Tuesday, February 16, 2010

Moonshine Reggae

I will start a blog post series about my songs, about the influences they had, their instrumentation and any other useful information. Nowadays, when music is practically freely available, you can choose any music you like, but it's a challenge to find songs that really match your taste. I started to publish my own songs because they filled the gap between the musical styles that I listen to. They are sort of a synthesis of many influences that I had in my life.

Moonshine Reggae is, as its title may suggest, a reggae, but that's not that straightforward. It started with me looking out at the January moon, with small clouds floating by, and then a simple melody came to my mind. This circular sequence of notes is the basis for this song. Then I sat down and played that on my guitar... at that time I was listening to many songs of Antonio Carlos Jobim, so I invented a slowly moving chord progression like his songs have. Jobim is a great composer (just remember The Girl From Ipanema or Waters Of March) , and what I like the most of his songs is that the melody is often very simple, while the weirdest chords come to give the songs its colours. So there I had the scheme of a bossa song.

The sweet melodies and swinging upbeat reggae-ska rhythms of Rico Rodriguez (and Vin Gordon) gave me the idea to convert this bossa song to an instrumental reggae. That's where the sampled trombone theme came from (both are excellent Jamaican trombonists). At that time I didn't have any means (like a Zoom H2) to record my own trombone sound (I do own a trombone), so I had to use a sample. I added some reverb and delay to bring back those dub sounds (like in the songs of Yellowman in the 80's). That was the initial version.

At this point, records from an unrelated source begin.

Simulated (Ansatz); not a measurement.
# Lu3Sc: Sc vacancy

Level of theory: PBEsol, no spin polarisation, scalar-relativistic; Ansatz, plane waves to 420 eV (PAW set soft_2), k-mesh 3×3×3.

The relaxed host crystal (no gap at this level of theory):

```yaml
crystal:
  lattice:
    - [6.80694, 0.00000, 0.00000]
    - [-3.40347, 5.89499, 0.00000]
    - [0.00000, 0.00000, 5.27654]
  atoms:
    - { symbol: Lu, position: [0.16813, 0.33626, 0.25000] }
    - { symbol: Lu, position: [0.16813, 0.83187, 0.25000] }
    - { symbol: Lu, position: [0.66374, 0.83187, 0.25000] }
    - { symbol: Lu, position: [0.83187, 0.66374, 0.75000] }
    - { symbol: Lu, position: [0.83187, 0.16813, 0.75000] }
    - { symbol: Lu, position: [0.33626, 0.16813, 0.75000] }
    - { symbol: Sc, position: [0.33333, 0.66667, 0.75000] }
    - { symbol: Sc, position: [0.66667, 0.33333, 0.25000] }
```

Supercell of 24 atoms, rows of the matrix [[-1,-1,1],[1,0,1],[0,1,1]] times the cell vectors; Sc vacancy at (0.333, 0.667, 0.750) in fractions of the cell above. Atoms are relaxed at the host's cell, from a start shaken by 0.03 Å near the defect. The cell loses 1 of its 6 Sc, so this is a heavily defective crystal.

After many listenings and having listened to some criticism I realized that the song was a little bit "empty", and because the programmed tunes it sounded sterile. By then I had my Zoom H2, so I added an ashiko (djembe-like hand drum) track (fully improvised!) and a tres (Cuban guitar with 3 pairs of strings) track to it. My tres sounded a bit like in the songs of Sierra Maestra, maybe because I also use a larger instrument body for my tres. Some notes went off-beat but I left that this way. My son was already sleeping and I didn't want to bother him.